I was woken up by loud music from my neighbours, it is quite an ironic beginning of my no-electricity day. I then realised that I have to go to the bathroom in the dark for the whole day since there is no window in my bathroom. For the first time I noticed the erosion on the bathroom door, something I never noticed before since I move in . The day started quite peacefully then I expected. I had some simple can food and started reading, it is interesting that I am reading about new media while having no electricity on. The music never stopped from next door almost like a reminder of impossibility to avoid the electrical. The long reading then let me fall asleep in the afternoon.  When I woke up again 

it is already close to down. Things are getting more inter-esting while my room gets darker and darker. It reminds me about when I was a kid, when the electricity breaks down in our home. The family almost becomes closer in the darkness every time, with first the awkwardness of looking for torches or candles 

and matches, but somehow easier to share intimacy.  

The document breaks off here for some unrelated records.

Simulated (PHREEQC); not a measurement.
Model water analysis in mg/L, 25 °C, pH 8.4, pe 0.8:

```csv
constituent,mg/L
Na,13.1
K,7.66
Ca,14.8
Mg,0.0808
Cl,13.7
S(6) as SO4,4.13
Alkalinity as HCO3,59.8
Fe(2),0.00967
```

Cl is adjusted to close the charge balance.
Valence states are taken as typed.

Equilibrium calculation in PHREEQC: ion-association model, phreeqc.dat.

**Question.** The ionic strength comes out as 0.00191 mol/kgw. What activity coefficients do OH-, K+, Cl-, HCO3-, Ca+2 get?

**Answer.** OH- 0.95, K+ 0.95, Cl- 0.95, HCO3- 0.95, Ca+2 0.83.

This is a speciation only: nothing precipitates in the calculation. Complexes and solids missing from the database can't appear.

I started this performance from the compulsive desire of pulling plugs from elec-tronics, especially when I am in public such as visiting galleries, I could not stop thinking, where are the plugs for this installation? It surprised me that this compulsiveness is actually not that common when I ask others. It does goes back to my my childhood memory again, where I watched a cartoon with a humanoid villain, that is defeated by pulling its plug that supplies its lifeline. Electronic, the Humanoid seems to be a metaphor of new media and technology altogether. While well constructed, with programs and algorithms, a mechanic ideal super human that is at the same time very fragile, electric plug is like the Achilles ankle of human technology. I guess the compulsion of mine have something to do with desire to defeat technology  to break its orders a little bit, at the end of the day isn't public spaces such gallery set-up also supported by an electrical order? Electricity is so fundamental now not only it is life stream for technology but also the live stream of human. 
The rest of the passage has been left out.